I wasn’t sure why I felt so angry and so compelled to speak out against all this blather. I mean, there are plenty of issues to choose. Why this one? I don’t own a gun, so why is it important to me? I live in New Hampshire, grew up in upstate New York, both places where hunting is a part of the culture. I know when deer hunting season is and I’ve seen hunters in the woods all my life and never given it a second thought.
But I watched the shooting in Sandy Hook. Twenty-Six people died at the hands of Adam Lanza on that day, twenty of them were six year olds. They died at the hands of a very disturbed young man whose mother, a responsible gun owner by all counts, had an arsenal of legal weaponry in her home. She never dreamed her disturbed son would harm her. She figured, somehow, that teaching him about guns would help him. She figured wrong and twenty-seven people, twenty of them small children, died as a result.
I thought, after watching the terrible news out of Connecticut, after the tears and prayers and candles offered up for these families, that we would do something. Sandy Hook wasn’t the first mass shooting in my country. It wasn’t even the first in the year. Surely, we could see a connection between disturbed young men getting hold of assault weapons and gunning down innocents. Surely, we wouldn’t let these children die in vain.
We did nothing. The NRA and the gun folk said we could not. They offered up all kinds of reasons why we could not and why it would do no good to do anything at all and why we should have more guns and not less. Nothing was done and we had more mass shootings. In Oregon, in San Bernardino, in Orlando. Those are only the ones that come immediately to mind. There are more, twenty-three by a conservative count, so many that I’ve actually forgotten a few.

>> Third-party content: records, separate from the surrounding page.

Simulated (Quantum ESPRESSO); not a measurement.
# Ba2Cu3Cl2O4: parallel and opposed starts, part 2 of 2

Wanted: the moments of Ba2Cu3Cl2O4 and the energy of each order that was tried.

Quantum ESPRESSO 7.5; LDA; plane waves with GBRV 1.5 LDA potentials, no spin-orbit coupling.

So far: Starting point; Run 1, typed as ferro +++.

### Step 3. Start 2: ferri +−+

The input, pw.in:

To say nothing was done is inaccurate, actually. Gun sales went up, particularly sales of AR-15 assault rifles. Some states made it easier for anyone to buy and carry a weapon. It did not, as the NRA suggested it would, make us safer.
But something changed in the winds with Orlando, the largest mass shooting yet. Fifty dead and things got noisy again. Gun proponents rolled their eyes as they always do. But this time Democrats, at least, began to stand up (or sit down) for sensible gun laws. They fought for crumb so miniscule it was laughable. Not even for actual legislation, just to get a vote on legislation. They did not succeed, but I hope they will continue to fight.
Yesterday, I got a link to this video from the folks at Sandy Hook Promise. It shows Chris Murphy giving a speech during the last few minutes of his historic filibuster last week.
Watch it and you’ll know exactly why I feel the way I do. Why we can’t give up the fight. Because, in the end, it does not matter if you think it’s your American right to be armed to the teeth, it does not matter that you just say no to gun safety laws with excuse after excuse. It does not even matter that we cannot completely expunge the blood of gun violence from our country. What matters is that we put the lives of innocents first, that we do what we can to protect our children.
Little Dylan Hockley, killed at Sandy Hook by a disturbed man who had access to an arsenal of weaponry, matters. Anne Marie Murphy was Dylan’s aide. In the last minutes of her life, she chose to comfort Dylan rather than run away. She did the most courageous thing, the best thing, she could do, even as that very thing meant her certain death. In light of this, the least we can do is stop making excuses. The least we can do is our level best to turn the tide of gun violence. We begin by sitting in. We begin by not giving up.